Media Contact

Sam Petto, ACLU of Nebraska Communications Director

December 21, 2022

Project lead Demetrius Gatson speaks at a press conference announcing the court project.

LINCOLN, Neb. – The American Civil Liberties Union (ACLU) of Nebraska released a new report today that raises concerns about the impact of court practices on financially struggling Nebraskans. Along with the release of the data, the ACLU of Nebraska is promising action.

The report’s title is “Broken Rules: Laws Meant to Prevent Debtors’ Prisons are Failing Nebraskans.” It describes findings of a two-year accountability project. ACLU of Nebraska staff and interns observed 1,700 sentencing hearings and more than 600 bail hearings in Douglas and Lancaster Counties to evaluate compliance with state laws that are meant to protect Nebraskans who cannot afford to post cash bail or pay fines and fees.
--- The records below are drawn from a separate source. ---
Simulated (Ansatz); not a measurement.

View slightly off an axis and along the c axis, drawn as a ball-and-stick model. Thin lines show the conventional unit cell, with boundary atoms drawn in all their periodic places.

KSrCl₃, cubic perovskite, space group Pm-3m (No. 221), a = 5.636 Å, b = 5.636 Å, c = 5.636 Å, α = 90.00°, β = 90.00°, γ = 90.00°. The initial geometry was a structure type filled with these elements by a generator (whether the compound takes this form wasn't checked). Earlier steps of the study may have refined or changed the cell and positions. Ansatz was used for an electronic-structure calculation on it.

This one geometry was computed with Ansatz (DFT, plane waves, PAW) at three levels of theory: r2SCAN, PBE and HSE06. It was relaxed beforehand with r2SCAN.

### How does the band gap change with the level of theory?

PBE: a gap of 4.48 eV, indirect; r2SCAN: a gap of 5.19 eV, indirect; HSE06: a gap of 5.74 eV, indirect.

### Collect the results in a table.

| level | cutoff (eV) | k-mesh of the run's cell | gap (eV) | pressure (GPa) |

The civil rights organization says the effort identified systemic issues in both counties. 

Among the findings:

  • Judges assigned cash bail more than any other option. Of 501 observed cases in which a judge did not find an individual to be dangerous or a flight risk, judges only released 18% of those people on their own recognizance.
  • Judges often did not ask about financial ability to afford cash bail. Since 2017, state law has required judges to consider a person’s ability to pay cash bail and to impose the least burdensome condition that will reasonably assure that person appears at future court hearings and will minimize any risk to the community. In 38% of observed cases, judges did not ask about ability to pay and in most of those hearings, the public defender never brought it up.
  • Judges frequently failed to advise Nebraskans of their rights in regard to fines and fees. Across 1,700 observed sentencing hearings, judges advised that Nebraskans could present information on their ability to pay in just 59% of cases. Judges advised on the right to request payment plans, community service or a waiver of the fines and fees in fewer than half of all cases.

ACLU project leader Demetrius Gatson said the trends should concern all Nebraskans.

“Freedom should not depend on how much money someone has, and there is no difference between a $500 bail and a $2 million bail if someone cannot afford it,” Gatson said. “Today, despite laws that are meant to protect us, Nebraskans are still being confined in jail and suffering the collateral consequences because they cannot afford cash bail or a fine and because they do not know their rights.”

ACLU of Nebraska Legal Director Mindy Rush Chipman said the report’s release marks the end of the team’s first phase of work on the project and the beginning of a second phase.

“We are turning focus from investigating the issue to implementing solutions,” Rush Chipman said. “Our report recommends achievable and meaningful changes, some of which the courts could easily integrate into current practices to better protect and respect Nebraskans’ rights. This work will be moving on several fronts, and we will not be satisfied until our system truly provides justice for all.”

The report recommends implementation of judicial bench cards to guide proceedings (view ACLU examples) and new judicial training to ensure that judges are fully following the letter and intent of the law. It also recommends new legislative action to expand presumptive release policies, require more transparency from prosecutors’ offices and eliminate cash bail in Nebraska.

The ACLU of Nebraska says court accountability is a priority under its Campaign for Smart Justice and racial justice work plan. People being confined pretrial typically make up a large majority of Douglas and Lancaster Counties’ jail populations and Nebraskans of color are often overrepresented in both jails. The report cites data provided by the jails this fall showing that 69% of the Douglas County Jail’s pretrial population and 53% of Lancaster County Jail’s pretrial population were made up of people of color. In both counties, fewer than a third of all residents are people of color. Black Nebraskans were most overrepresented in both jails.

Generous support from the Woods Charitable Fund and the Omaha Community Foundation helped cover the cost of the court observation project and analysis by the University of Nebraska - Lincoln’s Legal Decision Making Research Lab. The ACLU of Nebraska said it will be partnering with the lab again in 2023 on related efforts.